The immediate thought that the president had survived was quickly reversed when I recognized the voice of a student from Chicago when he shouted, “They got the S.O.B.”!
Feeling uncomfortable, I seized the moment and gathered some clothing to deliver to my cleaners on Irving Boulevard. When arriving, I found approximately five patrons who were jubilant, excited and listening to reports on the radio with the store owner.
The following week, an elementary school principal I knew well related to me that after hearing the news, he went to the first-grade classroom and announced the president’s death to the children. He ceased announcing after the fourth grade because the students in each classroom had cheered.
In contrast, the emotions of the city and the campus had gone through a complete change by Saturday afternoon. The understanding of the terrible tragedy and widespread remorsefulness had set in across the metro area. The big dance planned for that night in the Student Union was canceled.
This is the lesson I learned in Dallas, and I have strenuously attempted to follow since those fateful times:
The actual act of assassination had not been performed by any of the locals or by anyone of like political ideology. However, a great wrong had been committed by those who had created the atmosphere in their habitat for a great crime to be committed. It was a murder planned and enacted by an individual with a completely different ideology. Lee Harvey Oswald had a totally different political ideology from the citizens of Dallas or that of Kennedy.

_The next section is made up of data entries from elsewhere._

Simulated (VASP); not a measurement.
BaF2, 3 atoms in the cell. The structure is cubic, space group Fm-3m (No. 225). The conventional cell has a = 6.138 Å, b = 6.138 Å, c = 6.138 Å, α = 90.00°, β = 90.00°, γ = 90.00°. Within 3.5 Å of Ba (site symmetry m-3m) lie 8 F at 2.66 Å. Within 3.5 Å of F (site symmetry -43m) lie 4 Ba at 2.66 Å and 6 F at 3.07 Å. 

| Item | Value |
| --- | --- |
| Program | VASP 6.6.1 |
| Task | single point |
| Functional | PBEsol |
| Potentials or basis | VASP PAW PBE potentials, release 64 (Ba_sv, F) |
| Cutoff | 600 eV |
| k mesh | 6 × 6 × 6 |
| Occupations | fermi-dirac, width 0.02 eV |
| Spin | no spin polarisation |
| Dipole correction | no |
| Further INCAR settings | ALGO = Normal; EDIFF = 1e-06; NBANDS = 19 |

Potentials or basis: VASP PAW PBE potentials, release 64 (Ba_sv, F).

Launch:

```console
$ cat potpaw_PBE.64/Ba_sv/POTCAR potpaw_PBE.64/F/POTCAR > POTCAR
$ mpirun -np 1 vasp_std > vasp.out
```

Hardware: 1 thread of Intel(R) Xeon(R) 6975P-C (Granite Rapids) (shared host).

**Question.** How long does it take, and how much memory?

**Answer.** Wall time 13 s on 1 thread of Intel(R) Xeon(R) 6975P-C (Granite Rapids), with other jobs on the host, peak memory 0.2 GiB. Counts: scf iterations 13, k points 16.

Here are questions for you. Would the assassination have occurred elsewhere if the citizens of Dallas had voiced their political grievances with less emotion and more logic? Are you currently debating the ideology of your political opponent with logic or with emotion?
The real question now arises. Do emotional political charges, not based on verified facts, significantly harm the minds of our children?
In conclusion, I hope that the tragic loss of life by Lee and Jack in late November 1963 was a lesson learned and not wasted.
Albert Lea resident Jerrold Dettle is a member of the Freeborn County Republican Party.